The Harvard Du Bois Review has just published Racial Inequalities in Connectedness to Imprisoned Individuals in the United States,[1] a groundbreaking new article exposing the devastating effects of mass incarceration on women in the United States.

Key Data:

·      One in four women in the US has an imprisoned family member.

·      More than six million black women in the US have an incarcerated relative.

·      44 percent of black women have an incarcerated family member.

·      There are more than 2.2 million incarcerated people in the US.

The article reports that one in four women in the United States currently has an imprisoned family member.[2] Forty-four percent of black women – or just over one in two and a half – have an incarcerated family member, compared to 12 percent of white women. Black women have over 11 times as many imprisoned family members as white women, and are more likely to be connected to multiple people in prison. More than six million black women in the United States have a family member currently imprisoned.

While the racial inequalities are striking, the number of women overall affected by the incarceration of family members and loved ones is also staggering. The study makes clear that—thanks to record rates of incarceration—women in the United States face unprecedented levels of connectedness to people in prison. With men making up 90 percent of the 2.2 million people currently incarcerated, women who have incarcerated loved ones are often left raising children, managing family finances, and facing stigma in their communities and workplaces. As a result, these women are at greater risk for a whole host of harmful health and economic outcomes, from depression to loss of employment and housing to stigma and isolation in their communities.

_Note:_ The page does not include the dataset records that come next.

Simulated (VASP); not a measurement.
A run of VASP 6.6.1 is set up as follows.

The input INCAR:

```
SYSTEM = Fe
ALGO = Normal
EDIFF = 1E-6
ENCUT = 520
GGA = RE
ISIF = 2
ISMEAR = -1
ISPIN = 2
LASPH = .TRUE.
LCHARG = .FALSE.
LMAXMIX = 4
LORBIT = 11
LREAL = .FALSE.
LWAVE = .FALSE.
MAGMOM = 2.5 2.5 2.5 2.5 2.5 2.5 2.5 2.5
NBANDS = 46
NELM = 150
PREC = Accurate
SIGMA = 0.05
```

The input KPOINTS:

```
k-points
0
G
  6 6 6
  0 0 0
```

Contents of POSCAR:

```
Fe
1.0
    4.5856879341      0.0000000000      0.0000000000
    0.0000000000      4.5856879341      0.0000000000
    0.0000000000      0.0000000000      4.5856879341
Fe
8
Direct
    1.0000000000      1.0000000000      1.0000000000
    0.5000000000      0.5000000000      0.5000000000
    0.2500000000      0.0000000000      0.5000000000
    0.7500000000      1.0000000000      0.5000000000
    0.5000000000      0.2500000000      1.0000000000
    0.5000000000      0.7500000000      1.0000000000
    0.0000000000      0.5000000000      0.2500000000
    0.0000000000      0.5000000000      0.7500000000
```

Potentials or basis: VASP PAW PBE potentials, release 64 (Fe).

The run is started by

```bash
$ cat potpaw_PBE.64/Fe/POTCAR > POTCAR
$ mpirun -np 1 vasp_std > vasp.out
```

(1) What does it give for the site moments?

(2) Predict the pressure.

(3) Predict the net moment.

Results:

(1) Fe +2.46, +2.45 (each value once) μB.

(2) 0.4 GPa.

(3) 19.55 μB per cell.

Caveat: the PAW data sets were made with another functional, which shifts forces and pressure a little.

Essie Justice Group is a new organization founded to help address some of the specific challenges facing these women.

As Anita Wills, a member of Essie Justice Group, explains, “In 2003, when my son Kerry was sentenced to 66 years in prison, I was devastated. I had to keep it together for my son and grandsons. I am now 68 years old and raising my 17-year-old grandson. This is not how I envisioned living my retirement years.”

Terryon Cross, whose father is in prison, says, “I’ve grown up with incarceration all around me. When my son was born, I was 16 years old. I want more than anything for my four-year-old to grow up without me having to drive to prison to see and hug our family. I don’t want him to think this is normal, even though it is happening all around us.”

Essie founder Gina Clayton explains, “Our goal is to harness the collective power of women who have family members behind bars. We need the voices of these women in policy making spaces to help bring about change to the criminal justice system and challenge the false perceptions people carry about families who have been hardest hit by mass incarceration. That is why we are at work building a nationwide network of women who together can heal communities and push for change.”

This trailblazing article sheds light on the scope of mass incarceration’s effect on families and loved ones—particularly women—and alerts us to the fact that women with incarcerated loved ones have been often ignored. It helps lay the groundwork for a better understanding of the consequences of mass imprisonment in the United States and its particularly devastating impact on women.

 Clayton concludes, “I have been asking for a long time ‘why we do not have these numbers?’. It seems like millions of women experiencing the same thing are rendered invisible. Rarely do we hear about the family members who are affected by mass incarceration policies. Even rarer is looking at mass incarceration through the perspective of women, as a women’s rights issue. With this new and important research, we are finally able to bring awareness to this unduly overlooked group who are hard at work holding together some of our country’s most critical communities.”

Essie Justice Group is an organization that works directly with women with incarcerated loved ones. To speak to us for comment on the report from Founder Gina Clayton or one of our members, or to be put in touch with the authors of the article, please email vanessa@essiejusticegroup.org.

[1] The article was co-authored by Hedwig Lee and Tyler McCormick of the University of Washington, Seattle; Margaret T. Hicken of the University of Michigan, Ann Arbor; and Christopher Wildeman of Cornell University.

[2] “Family members” include male and female relatives such as aunts, uncles, and cousins, as well as children, partners, and parents. It is important to note that this analysis focuses only on people serving sentences in prison, and not those in jail. Had the article included people in jail, the number of women affected by family member incarceration would be much higher.